People want to do what they are good at, and it makes sense to let them do that. However, doing well on an individual basis is not enough to succeed. You need to do well at the micro, as well as ensuring that your bit is making a positive contribution to the macro, the efforts of others.

Alignment in the jargon, but it is more than that.

Success in business requires that everyone understands the impact on the business of the decisions they take every day, like taking a ‘sickie. Taking a ‘sickie’ impacts on those around who are relying on the output you would normally deliver. To cover the shortfall entails the added cost of standby capacity, or ‘shorting’ a customer. Therefore, the more everyone understands about the numbers that reflect the performance of the business, the better.

This is not to make everyone accountants, which is the conclusion many jump to, it is just about understanding.

We often use sporting analogies in business, they are easy to see.

This is because business shares four common characteristics with sport.

  • There is a goal, in its simplest terms, to win.
  • There are rules.
  • There is a scoreboard, which in business is normally kept hidden, sometimes deliberately, but most often by default,
  • There are rewards for winning.

In our sporting team, every member of the team ‘owns’ part of the result. If we extend the analogy, for a business to be successful, we need the stakeholders to think and act like owners, they have a stake in the overall success of the business.

This goes way past picking up the pay check on a Friday. The things an employee typically wants from an employer, in addition to the pay check to keep the kids fed and housed, are job security, time off, promotion prospects, the opportunity to learn, to be appreciated, and to be able to see the job as way more than a daily grind. They worry about these things.

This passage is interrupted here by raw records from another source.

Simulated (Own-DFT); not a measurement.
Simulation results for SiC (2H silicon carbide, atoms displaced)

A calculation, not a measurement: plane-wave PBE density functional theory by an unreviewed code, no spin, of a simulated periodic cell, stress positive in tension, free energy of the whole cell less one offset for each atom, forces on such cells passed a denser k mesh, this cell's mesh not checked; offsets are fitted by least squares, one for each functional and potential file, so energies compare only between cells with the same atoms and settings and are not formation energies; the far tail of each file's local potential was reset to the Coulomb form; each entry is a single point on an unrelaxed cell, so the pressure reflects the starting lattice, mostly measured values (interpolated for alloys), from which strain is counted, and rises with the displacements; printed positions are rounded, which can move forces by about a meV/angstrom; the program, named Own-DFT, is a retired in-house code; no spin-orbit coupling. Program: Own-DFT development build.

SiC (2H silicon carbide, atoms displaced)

By contrast, owners and senior management while having all those same worries, are also concerned with all the things that deliver to all stakeholders: satisfied customers, revenue growth, cash, cost control, growth, ROI, which are all necessary if the employees are to be rewarded.

Their goals are the same, it is the language and context that are different.

However, we do have a common language, easy to learn to a sufficient level of understanding to be useful.

That language is the income statement, balance sheet and cash flow statement.

I hear groans: understandable.

Accountants have made these three simple ideas incomprehensible to most people. In unwitting collaboration with the regulators, they have complicated the simple ideas to suit their own purposes.

Broken down to the simplest form, these three reports provide the rules of the game, and the critical numbers that enable everyone to understand the score, while they provide the means to ensure everyone in the game understands their role and stake in the outcome.

To answer the question in the header: to build a successful culture you need to ensure everyone in the game understands the rules, and the way they apply in a volatile environment.